From 05efe10f0a8c7208cdf96974e6e794c21ea71c52 Mon Sep 17 00:00:00 2001
From: Peter Luenenschloss <peter.luenenschloss@ufz.de>
Date: Tue, 28 Apr 2020 14:53:57 +0200
Subject: [PATCH] introduced dataprocessing module

---
 saqc/funcs/proc_functions.py | 64 ++++++++++++++++++++++++++++++++++++
 1 file changed, 64 insertions(+)
 create mode 100644 saqc/funcs/proc_functions.py

diff --git a/saqc/funcs/proc_functions.py b/saqc/funcs/proc_functions.py
new file mode 100644
index 000000000..511f77865
--- /dev/null
+++ b/saqc/funcs/proc_functions.py
@@ -0,0 +1,64 @@
+#! /usr/bin/env python
+# -*- coding: utf-8 -*-
+
+import pandas as pd
+import numpy as np
+from saqc.funcs.register import register
+from saqc.lib.ts_operators import interpolateNANs, validationTrafo
+from saqc.lib.tools import composeFunction
+
+@register()
+def proc_interpolateMissing(data, field, method, inter_order=2, inter_limit=2, interpol_flag='UNFLAGGED',
+                            downgrade_interpolation=False, return_chunk_bounds=False, **kwargs):
+
+    inter_data = interpolateNANs(data[field], method, order=inter_order, inter_limit=inter_limit,
+                           downgrade_interpolation=downgrade_interpolation, return_chunk_bounds=return_chunk_bounds)

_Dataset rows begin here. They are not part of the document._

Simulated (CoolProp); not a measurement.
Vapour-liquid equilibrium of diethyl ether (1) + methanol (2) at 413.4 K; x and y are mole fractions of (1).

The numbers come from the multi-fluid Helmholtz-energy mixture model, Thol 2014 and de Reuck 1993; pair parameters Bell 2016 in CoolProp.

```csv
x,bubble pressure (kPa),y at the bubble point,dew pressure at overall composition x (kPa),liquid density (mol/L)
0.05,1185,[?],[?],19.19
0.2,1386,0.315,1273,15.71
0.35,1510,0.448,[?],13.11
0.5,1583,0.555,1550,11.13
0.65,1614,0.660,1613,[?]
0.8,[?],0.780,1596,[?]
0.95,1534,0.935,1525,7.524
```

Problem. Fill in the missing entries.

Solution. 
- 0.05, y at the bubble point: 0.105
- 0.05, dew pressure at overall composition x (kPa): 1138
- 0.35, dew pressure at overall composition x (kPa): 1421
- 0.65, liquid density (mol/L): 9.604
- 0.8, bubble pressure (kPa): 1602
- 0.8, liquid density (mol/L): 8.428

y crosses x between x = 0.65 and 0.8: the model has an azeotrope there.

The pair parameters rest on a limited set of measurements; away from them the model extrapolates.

+    interpolated = data[field].isna() & inter_data.notna()
+
+    if interpol_flag:
+        flagger = flagger.setFlags(field, loc=interpolated[interpolated].index, force=True,
+                                   flag=getattr(flagger, interpol_flag), **kwargs)
+    return inter_data, flagger
+
+@register()
+def proc_resample(data, field, flagger, freq, func="mean", max_invalid_total=None, max_invalid_consec=None,
+                  flag_agg_func='max', **kwargs):
+    datcol = data[field]
+
+    # filter data for invalid patterns
+    if (max_invalid_total is None) | (max_invalid_consec is None):
+        if not max_invalid_total:
+            max_invalid_total = np.inf
+        if not max_invalid_consec:
+            max_invalid_consec = np.inf
+
+        datcol = datcol.groupby(pd.Grouper(freq=freq)).transform(validationTrafo, max_nan_total=max_invalid_total,
+                                                             max_nan_consec=max_invalid_consec)
+    nanmask = np.isnan(datcol)
+    datcol = datcol[~nanmask]
+    datflags = flagger.getFlags()[field]
+    datflags = datflags[~nanmask]
+    datresampler = datcol.resample(freq)
+    flagsresampler = datflags.resample(freq)
+
+    # data resampling:
+    try:
+        datcol = getattr(datresampler, func)()
+    except AttributeError:
+        func = composeFunction(func)
+        datcol = datresampler.apply(func)
+
+    # flags resampling:
+    try:
+        datflags = getattr(flagsresampler, flag_agg_func)()
+    except AttributeError:
+        flag_agg_func = composeFunction(flag_agg_func)
+        datflags = flagsresampler.apply(flag_agg_func)
+
+    # data/flags reshaping:
+    data[field] = datcol
+    all_flags = flagger.getFlags()
+    all_flags[field] = datflags
+    flagger = flagger.initFlags(flags=all_flags)
+
+    return data, flagger
\ No newline at end of file
-- 
GitLab